Bites from chef's plate

Happy cooking

Bites from chef's plate


Sanjeev Kapoor. DH photo by Shiva Kumar B H

He is undoubtedly the most loved chef on Indian television. No wonder master chef Sanjeev Kapoor was thronged by people of all age groups, when he came to the City to launch his book Flavours of the Orient. Fans told the chef how much they loved his show Khana Khazana, which has been on air for more than a decade now.

“Simplicity is the key,” Sanjeev says, explaining the reason for his show’s success. “I have always felt I should show dishes that work for people. If I feel I have a chance of failure while making a dish, I will not show it.” He adds, “I get my fair share of criticism as well. For instance, vegetarians complain when I make
non-vegetarian dishes.”

As the name suggests, Flavours of the Orient is about the cuisines of the East.

“These days, people want to eat more than just Indian food. They want more dishes, that can be cooked at home.” Sanjeev feels that the book has come at the right time as the people these days have become more experimental. “They are more adventurous and have started to know the minute details of cooking, like the difference between light and dark soya sauce.” 

Sanjeev is all praises for Bangalore in this regard. “Bangalore has always been ahead of other cities. It’s more open and adventurous.”

Speaking of adventures, what does he think of the new-age food shows like Foodie and Highway On My Plate? He merely smiles, “I don’t get to see my own shows on television.”

He adds, “However, if I know the person conducting the show, I observe it. But I always get tensed when I see these shows and feel that the dishes shown should be done in a particular way. And I feel bad if these programmes show dishes which can’t be prepared at home.”

Will we see him host reality shows on cooking like Hell’s Kitchen and Top Chef? “Talks are on and we are coming up with something, but I can’t reveal much,” he smiles.

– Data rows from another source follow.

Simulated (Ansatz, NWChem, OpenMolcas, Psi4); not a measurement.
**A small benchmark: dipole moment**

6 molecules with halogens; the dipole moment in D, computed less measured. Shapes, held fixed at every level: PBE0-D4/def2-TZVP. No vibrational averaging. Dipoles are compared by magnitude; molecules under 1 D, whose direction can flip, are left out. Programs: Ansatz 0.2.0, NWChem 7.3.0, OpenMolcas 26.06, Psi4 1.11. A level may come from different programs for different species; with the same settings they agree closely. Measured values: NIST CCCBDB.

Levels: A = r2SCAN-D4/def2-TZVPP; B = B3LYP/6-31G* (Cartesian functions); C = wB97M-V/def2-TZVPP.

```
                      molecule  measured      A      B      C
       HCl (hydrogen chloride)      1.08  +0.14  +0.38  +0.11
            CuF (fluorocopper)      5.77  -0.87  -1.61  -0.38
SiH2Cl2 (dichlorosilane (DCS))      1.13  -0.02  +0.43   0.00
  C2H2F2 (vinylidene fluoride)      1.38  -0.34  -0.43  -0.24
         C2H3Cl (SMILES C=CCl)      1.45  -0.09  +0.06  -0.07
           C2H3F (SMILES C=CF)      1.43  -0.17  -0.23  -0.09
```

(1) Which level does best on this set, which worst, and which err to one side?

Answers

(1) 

Sanjeev also has initiated a programme called Wonder Chef, which enables women to develop a business of their own. “I have been teaching through my shows and now I want to help women earn and be independent.”

Is Bollywood also beckoning? “I have been receiving offers but nothing with potential. I was even offered the role of Rice Plate Reddy in Quick Gun Murugan,” he laughs.

Is it a coincidence that a majority of the chefs are males? “In our country, no matter which profession women are in, they are expected to take care of the house as well,” he reasons. “Maybe that’s why not many of them stick around in this profession as it’s a physically demanding job with long working hours,” he signs off.